Friday, October 10, 2008

CAP: New AZ Supreme Court Ruling on SOB's Fails Families

Today the Arizona Supreme Court issued a disappointing ruling in a case challenging the Arizona law that limits the hours of operation of sexually-oriented businesses. The law requires that sexually-oriented businesses close between 1:00 a.m. and 8:00 a.m. Monday through Saturday and between 1:00 a.m. and 12:00 p.m. noon on Sunday. Instead of upholding the law and protecting families and neighborhoods from the harmful effects of sexually-oriented businesses, the Supreme Court came up with a new test that makes it harder for communities to protect themselves from these harmful effects.

The Arizona Supreme Court's decision sends the case back to the trial court for more proceedings about why the law is needed, despite the fact that the law addresses problems like litter, drug use, and crimes against property and people. After ten years of legal wrangling, this sensible law remains mired in the Arizona courts. Today's decision not only delays the resolution of this case, but also gives sexually-oriented businesses and their lawyers an upper hand over Arizona communities and neighborhoods.

Closing-hours laws like Arizona's have been upheld by state and federal courts all over the country, and the Ninth Circuit Court of Appeals specifically upheld Arizona's law in 2003. But, the Arizona Supreme Court decided that sexually-explicit speech should receive greater protection under the Arizona Constitution than under the First Amendment! That simply ignores the facts and the history of the Arizona Constitution. The framers of the Arizona Constitution did not intend to protect sexually-explicit materials. Those materials were not even legal at the time our constitution was written!
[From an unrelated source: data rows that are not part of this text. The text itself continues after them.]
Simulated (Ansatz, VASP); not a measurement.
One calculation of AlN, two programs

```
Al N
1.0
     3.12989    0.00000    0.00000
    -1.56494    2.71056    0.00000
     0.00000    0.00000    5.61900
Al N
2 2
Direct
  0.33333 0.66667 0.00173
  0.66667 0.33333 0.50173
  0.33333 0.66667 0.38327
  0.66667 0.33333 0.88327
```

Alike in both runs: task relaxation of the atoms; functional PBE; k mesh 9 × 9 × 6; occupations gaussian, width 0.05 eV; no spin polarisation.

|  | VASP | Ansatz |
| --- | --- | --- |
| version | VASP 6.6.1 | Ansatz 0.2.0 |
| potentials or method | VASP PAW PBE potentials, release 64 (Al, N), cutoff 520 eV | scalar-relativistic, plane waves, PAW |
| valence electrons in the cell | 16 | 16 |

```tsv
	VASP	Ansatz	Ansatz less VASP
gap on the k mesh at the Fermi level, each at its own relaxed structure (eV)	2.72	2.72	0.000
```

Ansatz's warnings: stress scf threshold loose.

In terms of its legal analysis, the Court's opinion waffles back and forth between federal standards and new state standards that the Court is making up as it goes along. When it comes to an issue of this importance, Arizonans deserve better from the five justices on the Supreme Court.

CAP was instrumental in passing the closing-hours law in 1998. CAP thanks Maricopa County Attorney Andrew Thomas for his efforts to enforce this law that protects families from the harmful effects of sexually-oriented businesses. In June of this year, CAP attorneys filed a "friend of the court" brief with the Arizona Supreme Court in support of the State of Arizona's attempt to enforce the law.